Desire – n. a longing or craving, as for something that brings satisfaction or enjoyment
Dream – n. an aspiration; a wild fancy

A Beautiful beach with Palm Trees on the South Coast of Barbados
“Sitting by the pool without a care in the world was a dream come true”
While walking past the window of a travel agency, it’s not the words that catch your eye. When scrolling aimlessly through the world of newsfeeds and updates, it’s not the status about how terrible drivers are or how someone tripped in front of Starbucks today that interests most people. If you’re a traveler like me, it’s the beautiful photos of faraway places that make you pause, click even! And dream a little.

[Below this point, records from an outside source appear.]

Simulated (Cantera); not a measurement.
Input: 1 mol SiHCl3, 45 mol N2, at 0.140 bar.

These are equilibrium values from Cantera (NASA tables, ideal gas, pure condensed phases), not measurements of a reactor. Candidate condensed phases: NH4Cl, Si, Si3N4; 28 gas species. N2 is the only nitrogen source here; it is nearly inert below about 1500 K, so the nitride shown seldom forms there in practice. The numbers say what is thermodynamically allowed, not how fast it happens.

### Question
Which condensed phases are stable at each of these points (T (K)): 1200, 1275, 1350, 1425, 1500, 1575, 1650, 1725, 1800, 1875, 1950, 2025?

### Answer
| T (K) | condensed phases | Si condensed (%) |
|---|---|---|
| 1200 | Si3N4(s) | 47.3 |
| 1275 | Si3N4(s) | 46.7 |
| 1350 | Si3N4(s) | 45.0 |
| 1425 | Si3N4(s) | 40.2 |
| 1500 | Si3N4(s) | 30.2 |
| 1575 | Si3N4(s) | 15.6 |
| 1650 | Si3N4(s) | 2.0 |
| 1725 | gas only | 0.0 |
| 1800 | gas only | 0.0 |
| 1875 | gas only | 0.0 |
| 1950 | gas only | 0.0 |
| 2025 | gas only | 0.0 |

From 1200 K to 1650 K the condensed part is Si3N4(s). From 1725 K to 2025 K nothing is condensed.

I have a very vivid memory, of an afternoon in London about 30 years ago. With about ten minutes before departure, I was sitting on a commuter train in an old, dingy Victorian Charing Cross station. As I looked out the window, all I saw were the grey faces of the grey people all walking on autopilot, doing what they did every day because it was what they had always done and probably what they continued to do for years thereafter. Now, at this time, a group of friends and I had just booked a holiday to the balmy Spanish island of Mallorca. I still had the brochure in my hands and I remember looking away from the grey platform with its grey passersby and down at the colorful, glossy photographs, reading over and over the description of the hotel we would be staying at. And looking at the photograph of a turquoise blue swimming pool with people lounging in the warm sun, I felt the strong pull of desire. I wanted to be there more than anything in that moment.
Desire drives us
Desire drives us, gives us the will to live. It’s all the things we look forward to. From your first early morning cup of steaming hot coffee to putting your feet up and relaxing at the end of the day, it’s the desire for those moments that help us get through all the stuff we don’t want to do. The drive for long hours, for saving money, for dealing with stress, often stems from the desire for the reward at the end of it all – the house, the car, the dream vacation.
I first really thought about the concept of desire in relation to travel when I attended one of my initial training courses as an overseas rep for a tour operator back in the 1980’s. It was suggested to us, the audience, that the holiday company wasn’t just selling a ticket to somewhere in exchange for money. We were in fact selling a dream.
At that time in Britain, the second highest priority (and also the second biggest expense to a Brit) was his or her annual holiday getaway. It was the thing they desired and the thing they worked for all year long. And at the time, it was our responsibility to give them their dream through brilliant customer service and brochure after brochure of lovely descriptions and tantalizing photographs of warm, sunny beaches and drinks by the pool. Today, the tourism and travel industry continues to sell dreams, but instead of just brochures, we have websites and the open world of social media. A dream destination, once showcased by two images and a brief description in a small rack of brochures can now easily go unnoticed without eye-catching photographs to stand out amidst the chaos of constantly updating newsfeeds and tweets.
The Infinite Search
This idea that the travel industry is the marketplace of dreams has really stuck with me over the years and has since become a sort of subconscious mantra on which my photography and my company is built. I photograph hotels and destinations in hopes of inspiring someone else to have the same moment of desire I had 30 years ago on that train in London. After years of photographing, I finally realized what I really do: I photograph dreams for a living and I have found passion in that.